During the presidential election campaign, Donald Trump talked loudly and frequently about how he was going to renegotiate the United States's "horrible trade deals", bringing back millions of good jobs. So far, however, nothing has happened.
Not only is Trumpist trade policy – Trumptrade – nowhere to be seen in practice, there isn’t even any indication of what it will involve. So on Friday the White House scheduled a ceremony in which Trump would sign two new executive orders on trade.
The goal, presumably, was to counteract the growing impression that his bombast on trade was sound and fury signifying nothing. Unfortunately, the executive orders in question were, to use the technical term, nothingburgers.
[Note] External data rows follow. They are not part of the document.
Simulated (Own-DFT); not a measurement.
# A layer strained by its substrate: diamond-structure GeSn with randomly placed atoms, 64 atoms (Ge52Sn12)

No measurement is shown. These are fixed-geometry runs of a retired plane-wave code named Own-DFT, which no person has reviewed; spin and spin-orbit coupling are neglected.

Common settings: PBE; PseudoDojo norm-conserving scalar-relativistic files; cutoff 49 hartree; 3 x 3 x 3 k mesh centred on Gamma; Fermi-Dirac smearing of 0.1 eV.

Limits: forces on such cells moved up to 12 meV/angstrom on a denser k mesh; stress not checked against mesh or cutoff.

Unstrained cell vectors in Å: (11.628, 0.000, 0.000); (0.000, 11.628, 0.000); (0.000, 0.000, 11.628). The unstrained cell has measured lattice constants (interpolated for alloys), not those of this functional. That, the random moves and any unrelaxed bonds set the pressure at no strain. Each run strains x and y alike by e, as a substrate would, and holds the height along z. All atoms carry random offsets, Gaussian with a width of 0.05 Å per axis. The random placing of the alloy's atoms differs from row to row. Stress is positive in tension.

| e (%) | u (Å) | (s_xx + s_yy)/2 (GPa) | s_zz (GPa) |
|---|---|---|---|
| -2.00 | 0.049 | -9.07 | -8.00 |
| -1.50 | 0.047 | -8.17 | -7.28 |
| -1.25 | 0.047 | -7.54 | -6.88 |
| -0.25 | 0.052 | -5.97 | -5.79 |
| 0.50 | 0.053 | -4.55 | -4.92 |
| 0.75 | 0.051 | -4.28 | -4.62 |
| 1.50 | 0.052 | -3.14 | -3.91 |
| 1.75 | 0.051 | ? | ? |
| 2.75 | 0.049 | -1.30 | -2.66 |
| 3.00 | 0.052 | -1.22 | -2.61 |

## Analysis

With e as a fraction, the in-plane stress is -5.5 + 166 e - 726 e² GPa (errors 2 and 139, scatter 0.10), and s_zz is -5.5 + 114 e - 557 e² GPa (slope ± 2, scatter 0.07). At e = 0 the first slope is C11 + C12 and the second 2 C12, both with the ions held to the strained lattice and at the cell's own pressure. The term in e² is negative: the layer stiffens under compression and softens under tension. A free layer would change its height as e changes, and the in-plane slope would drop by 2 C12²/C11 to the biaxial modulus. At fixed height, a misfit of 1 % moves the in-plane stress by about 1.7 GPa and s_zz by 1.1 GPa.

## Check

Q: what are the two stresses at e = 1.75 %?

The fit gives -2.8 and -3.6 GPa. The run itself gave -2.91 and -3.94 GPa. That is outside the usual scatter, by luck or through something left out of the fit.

One called for a report on the causes of the trade deficit; wait, they're just starting to study the issue? The other addressed some minor issues of tariff collection, and its content apparently duplicated an act former US president Barack Obama already signed last year.
Russia connection
Not surprisingly, reporters at the event questioned the president, not about trade, but about Michael Flynn and the Russia connection. Trump then walked out of the room . . . without signing the orders. (US vice-president Mike Pence gathered them up, and the White House claims that they were signed later.)
The fiasco perfectly encapsulated what’s looking more and more like a failed agenda. Business seems to have decided that Trump is a paper tiger on trade. The flow of corporate relocations to Mexico, which slowed briefly while chief executives tried to curry favour with the new president, has resumed. Trade policy by tweet, it appears, has run its course.
Investors seem to have reached the same conclusion: the Mexican peso plunged 16 per cent after the election, but since Trump’s inauguration it has recovered almost all the lost ground.
Oh, and last week a draft proposal for revising the North American Free Trade Agreement (Nafta) circulated around Congress; instead of sweeping changes in what candidate Trump called the “worst trade deal” ever signed, the administration appears to be seeking only modest tweaks.
This surely isn't what working-class Trump supporters thought they were voting for. So why can Trumpist trade policy be summarised – to quote Binyamin Appelbaum of the New York Times – as "talk loudly and carry a small stick"?
Let me give two reasons. First, back when Trump was railing against trade deals, he had no idea what he was talking about. (I know, you’re shocked to hear that.)
For example, listening to the tweeter-in-chief, you’d think that Nafta was a big giveaway by the United States, which got nothing in return. In fact, Mexico drastically cut its tariffs on goods imported from the US in return for much smaller cuts on the US side.
Or take Trump’s repeated claims that China gains a competitive advantage by manipulating its currency. That was true six years ago, but it’s not true now. These days China is actually intervening to keep its currency up, not down.
‘China shock’
Talking nonsense about trade didn’t hurt Trump during the campaign. But now he’s finding out that those grossly unfair trade deals he promised to renegotiate aren’t all that unfair after all, leaving him with no idea what to do next.
Which brings me to Trumptrade’s second big obstacle. Whatever you think of past trade agreements, trade is now deeply embedded in the economy.
Consider the case of automobiles. At this point it makes little sense to talk about a US auto industry, a Canadian auto industry or a Mexican auto industry. What we have instead is a tightly integrated North American industry, in which vehicles and components criss-cross the continent, with almost every finished car containing components from all three nations.
Does it have to be this way? No. Slap on 30 per cent tariffs, and after a few years those national industries would separate again. But the transition would be chaotic and painful. Economists talk, with considerable justification, about the “China shock”: the disruptive effect on jobs and communities of the rapid growth of Chinese exports from the 1990s through 2007.
However, reversing globalisation now would produce an equally painful “Trump shock”, disrupting jobs and communities all over again. It would also be painful for some of the big corporate interests that, strange to say, have a lot of influence in this supposedly populist regime.
The point is that at a deep level Trumptrade is running into the same wall that caused Trumpcare to crash and burn. Trump came into office talking big, sure that his predecessors had messed everything up and he – he alone – could do far better. And millions of voters believed him.
But governing the United States isn’t like reality TV. A few weeks ago Trump whined: “Nobody knew that healthcare could be so complicated.” Now, one suspects, he’s saying the same thing about trade policy.